Bricks From Installation To Be Retained As Part Of Market Regeneration

Bricks From Installation To Be Retained As Part Of Market Regeneration
Bricks From Installation To Be Retained As Part Of Market Regeneration

Bricks from The Sixteen Thousand, the hugely popular art installation currently on show at Unit 1 @TheDock, adjacent to C4DI in Hull, are to be retained as part of the regeneration of the Fruit Market, it was announced today.

The Sixteen Thousand is a unique Hull 2017 learning and participation project involving around 150 nursery schools, early years’ settings and children’s centres in Hull.

It saw around 16,000 children in the city under the age of five offered the chance to decorate one clay brick each. After being fired in a kiln the resulting bricks became part of the impressive installation, which has been on display overlooking Stage@TheDock in the Fruit Market since 2 October.

Devised as a participation project to get youngsters in Hull working with clay and helping make a collaborative artwork The Sixteen Thousand was intended to be temporary.

Following discussions with Hull 2017, Wykeland Beal, the joint venture company working in partnership with Hull City Council to redevelop the Fruit Market, now plans to incorporate some of the bricks in a future development.

Dominic Gibbons, Managing Director at Wykeland Group, speaking on behalf of Wykeland Beal, said: “We’re delighted to be working with Hull 2017 to incorporate some of the bricks into our plans for the Fruit Market. The Sixteen Thousand is a wonderful project and it’s been inspiring to see so many of the city’s youngsters involved. Even though it’s a temporary project it feels very apt to be able to create a legacy from it within Hull’s creative and cultural quarter.

“We’re now considering how best we can use the bricks and ensure the creativity of so many young people is preserved as part of the exciting rejuvenation of the Fruit Market. Watch this space for further news.”

In addition to Wykeland Beal’s plans, some of the nurseries and other organisations involved in the project are taking an allocation of bricks after the installation closes this Sunday 5 November. A number of parents of children have also said they would like to have a brick for their child as a memento for taking part.

Martin Green, Director of , said: “The Sixteen Thousand has been a resounding success at every stage of the way, from the creative sessions across all of the city’s nurseries, children’s centres and early years’ settings, which saw children getting the opportunity to play with clay and make their own unique mark on a brick, to the hugely popular installation that so many have enjoyed over the last month. We are therefore thrilled that Wykeland Beal wants to use some of the bricks as a permanent reminder of this great project.”

The 16 tonnes of clay used for the project were quarried locally and supplied by Broomfleet-based roof tile factory Wienerberger, the UK’s leading provider of wall, roof and landscaping solutions.

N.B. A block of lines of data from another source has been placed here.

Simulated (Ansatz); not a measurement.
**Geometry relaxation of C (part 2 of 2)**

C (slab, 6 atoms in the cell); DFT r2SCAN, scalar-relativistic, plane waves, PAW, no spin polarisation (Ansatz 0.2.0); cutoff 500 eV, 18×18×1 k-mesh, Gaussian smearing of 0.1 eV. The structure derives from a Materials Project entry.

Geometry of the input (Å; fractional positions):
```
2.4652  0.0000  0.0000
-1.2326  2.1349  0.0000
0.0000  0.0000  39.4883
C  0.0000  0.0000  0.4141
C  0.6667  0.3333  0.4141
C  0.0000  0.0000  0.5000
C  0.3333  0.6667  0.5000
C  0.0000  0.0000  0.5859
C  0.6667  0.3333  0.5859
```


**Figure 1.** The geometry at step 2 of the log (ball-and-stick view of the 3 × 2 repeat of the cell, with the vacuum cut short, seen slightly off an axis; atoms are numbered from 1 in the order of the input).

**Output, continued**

Ian Martinson, Heritage Services & Factory 3 Team Leader at Wienerberger, said: “Clay is the oldest artistic material and has been used for centuries to create both practical and aesthetic pieces, from making containers to store and transport food in pre-historic times, to the decorative vases of the Ming Dynasty. This has been an inspiring project to be involved during Hull’s City of Culture year and it is brilliant to know that the bricks will have a life after the installation is over, not just as part of the nature reserve we will be creating, but also as part of the Fruit Market.”

The Sixteen Thousand closes on Sunday 5 November. Parents whose children have taken part in the project will have the opportunity to collect a brick as a memento from 1pm. There will be further collections at the former Staples building at Myton Street Retail Park in Hull from 6pm-9pm on Friday 17 November and 10am-1pm on Saturday 18 November.